This may sound trivial but leads to some interesting challenges when handling spatial data. A polygon on \(R^2\) has unambiguously an inside and an outside. On a sphere, \(S^2\), any polygon divides the sphere in two parts, and which of these two is to be considered inside and which outside is ambiguous and needs to be defined by the traversal direction. Chapter 4 will further discuss consequences when working with geometries on \(S^2\).
2.3 Coordinate reference systems
We follow Lott (2015) when defining the following concepts (italics indicate literal quoting):
a coordinate system is a set of mathematical rules for specifying how coordinates are to be assigned to points,
a datum is a parameter or set of parameters that define the position of the origin, the scale, and the orientation of a coordinate system,
a geodetic datum is a datum describing the relationship of a two- or three-dimensional coordinate system to the Earth, and
a coordinate reference system is a coordinate system that is related to an object by a datum; for geodetic and vertical datums, the object will be the Earth.
A readable text that further explains these concepts is Iliffe and Lott (2008).
The Earth does not follow a regular shape. The topography of the Earth is of course known to vary strongly, but also the surface formed by constant gravity at mean sea level, the geoid, is irregular. A commonly used model that is fit to the geoid is an ellipsoid of revolution, which is an ellipse with two identical minor axes. Fitting such an ellipsoid to the Earth gives a datum. However, fitting it to different areas, or based on different sets of reference points gives different fits, and hence different datums: a datum can for instance be fixed to a particular tectonic plate (like the European Terrestrial Reference System 1989 (ETRS89)), others can be globally fit (like WGS84). More local fits lead to smaller approximation errors.

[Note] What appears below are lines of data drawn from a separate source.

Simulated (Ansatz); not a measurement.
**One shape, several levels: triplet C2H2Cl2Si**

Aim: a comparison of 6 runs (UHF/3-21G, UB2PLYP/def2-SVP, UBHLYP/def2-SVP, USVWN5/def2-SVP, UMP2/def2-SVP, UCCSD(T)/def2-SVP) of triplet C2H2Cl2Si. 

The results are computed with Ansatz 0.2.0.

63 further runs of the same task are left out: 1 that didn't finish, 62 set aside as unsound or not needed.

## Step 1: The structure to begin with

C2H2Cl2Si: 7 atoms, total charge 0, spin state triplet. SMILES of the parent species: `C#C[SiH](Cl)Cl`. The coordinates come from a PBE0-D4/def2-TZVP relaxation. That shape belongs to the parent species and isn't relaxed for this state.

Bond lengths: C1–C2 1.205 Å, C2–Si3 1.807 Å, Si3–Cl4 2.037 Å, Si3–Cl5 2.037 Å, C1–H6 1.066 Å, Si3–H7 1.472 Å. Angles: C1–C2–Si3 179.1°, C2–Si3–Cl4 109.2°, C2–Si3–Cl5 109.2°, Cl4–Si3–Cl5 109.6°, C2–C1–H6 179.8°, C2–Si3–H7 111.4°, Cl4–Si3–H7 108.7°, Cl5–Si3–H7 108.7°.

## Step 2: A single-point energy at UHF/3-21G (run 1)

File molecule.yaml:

The definitions above imply that coordinates in degrees longitude and latitude only have a meaning and can only be interpreted unambiguously as Earth coordinates, when the datum they are associated with is given.
Note that for projected data, the data that were projected are associated with a reference ellipsoid (datum). Going from one projection to another without changing datum is called coordinate conversion, and passes through the ellipsoidal coordinates associated with the datum involved. This process is lossless and invertible: the parameters and equations associated with a conversion are not empirical. Recomputing coordinates in a new datum is called coordinate transformation, and is approximate: because datums are a result of model fitting, transformations between datums are models too that have been fit; the equations involved are empirical, and multiple transformation paths, based on different model fits and associated with different accuracies, are possible.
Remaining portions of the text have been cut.